A pruned hotdeck imputation approach to estimation from linked survey and administrative data
Location: ABS Office, Canberra or Adelaide preferred
Duration: 4 months
Proposed start date: April 2019
Regression Data Integration (RDI) is a new method for combining probability sample and non-probability Big Data sources to produce more efficient statistics. The method involves identifying the units on the probability sample that are also on the Big Data set, and then partially calibrating the probability sample to a set of Big Data benchmarks, including the data item(s) of interest.
When there are only a few key data items of interest, the number of benchmarks required will be small and the calibration exercise will be effective. When the number of key data items are large in number (as is the case in multipurpose surveys), the calibration will become less efficient, or not converge at all. We could calibrate each key data item separately to get around this, but then a separate weight will need to be created each time. Calibrating each item separately may also impact on the relationships between data items for a unit – in some cases invalidating those relationships.
A mass imputation approach has been proposed as a follow-up step to the application of the RDI method to get around these issues. This project will develop a “pruned hotdeck” approach to this imputation. This approach has two steps:
- A multiple hotdeck step that imputes multiple sets of realistic values, each set copied from a random unit from the target unit’s “imputation group”.
- A pruning step that iterates through the units and at each iteration removes an imputed set of values so as to improve a measure of overall discrepancy from the set of required calibration totals. This proceeds until there is a single imputed set of values for each target unit, while the overall imputed dataset achieves a high level of consistency with the required totals.
This project would build on methods developed in the ABS as published in 1352.0.55.092 – Research Paper: Imputation and Estimation for a Thematic Form Census (Methodology Advisory Committee), November 2007.
Research to be Conducted
The objective of the research will be to refine the pruned hotdeck imputation approach, and examine its properties empirically using synthetic and real data. Tasks will include:
- Refining the imputation approach – through literature search as well as theory development;
- Generating code to implement the method.
Running simulations to assess empirically the effectiveness of the method in various scenarios.
We are looking for someone with the following skillset:
- Sound knowledge of sample survey methods, in particular: techniques for treating missing survey data (imputation), calibration methods, and replicate variance estimation.
- Proficiency in using SAS or R statistical software.
The key outcome for the organisation will be to gain a greater understanding of the potential benefits that the mass imputation approach (using pruned hotdeck imputation) has for achieving cost savings in surveys (measured by sample size savings), while preserving the quality of broad-level estimates and facilitating production of small domain estimates. It is expected that several outputs will be produced from this work: a feasibility report, informal presentations to interested ABS stakeholders, contribution to a conference presentation about the topic, and a prototype implementation of the method in SAS or R.

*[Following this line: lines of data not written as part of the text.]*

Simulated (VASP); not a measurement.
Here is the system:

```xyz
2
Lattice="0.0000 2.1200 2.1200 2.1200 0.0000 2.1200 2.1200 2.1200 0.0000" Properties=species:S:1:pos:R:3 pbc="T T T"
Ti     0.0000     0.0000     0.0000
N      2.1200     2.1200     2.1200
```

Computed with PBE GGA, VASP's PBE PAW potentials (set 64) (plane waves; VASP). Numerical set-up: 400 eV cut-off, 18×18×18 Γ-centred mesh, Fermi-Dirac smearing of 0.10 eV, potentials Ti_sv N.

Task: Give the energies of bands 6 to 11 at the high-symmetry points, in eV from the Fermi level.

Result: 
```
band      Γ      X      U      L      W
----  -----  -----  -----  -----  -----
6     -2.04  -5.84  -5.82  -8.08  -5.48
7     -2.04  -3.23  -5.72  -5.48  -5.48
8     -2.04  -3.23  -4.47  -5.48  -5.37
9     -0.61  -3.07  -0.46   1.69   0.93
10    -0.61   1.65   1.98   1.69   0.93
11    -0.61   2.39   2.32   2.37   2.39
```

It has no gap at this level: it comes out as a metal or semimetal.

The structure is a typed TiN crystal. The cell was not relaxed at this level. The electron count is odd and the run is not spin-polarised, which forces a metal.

The intern will receive $3,000 per month of the internship, usually in the form of stipend payments.
It is expected that the intern will primarily undertake this research project during regular business hours, spending at least 80% of their time on-site with the industry partner. The intern will be expected to maintain contact with their academic mentor throughout the internship either through face-to-face or phone meetings as appropriate.
The intern and their academic mentor will have the opportunity to negotiate the project’s scope, milestones and timeline during the project planning stage.
03 April 2019
APR – 0891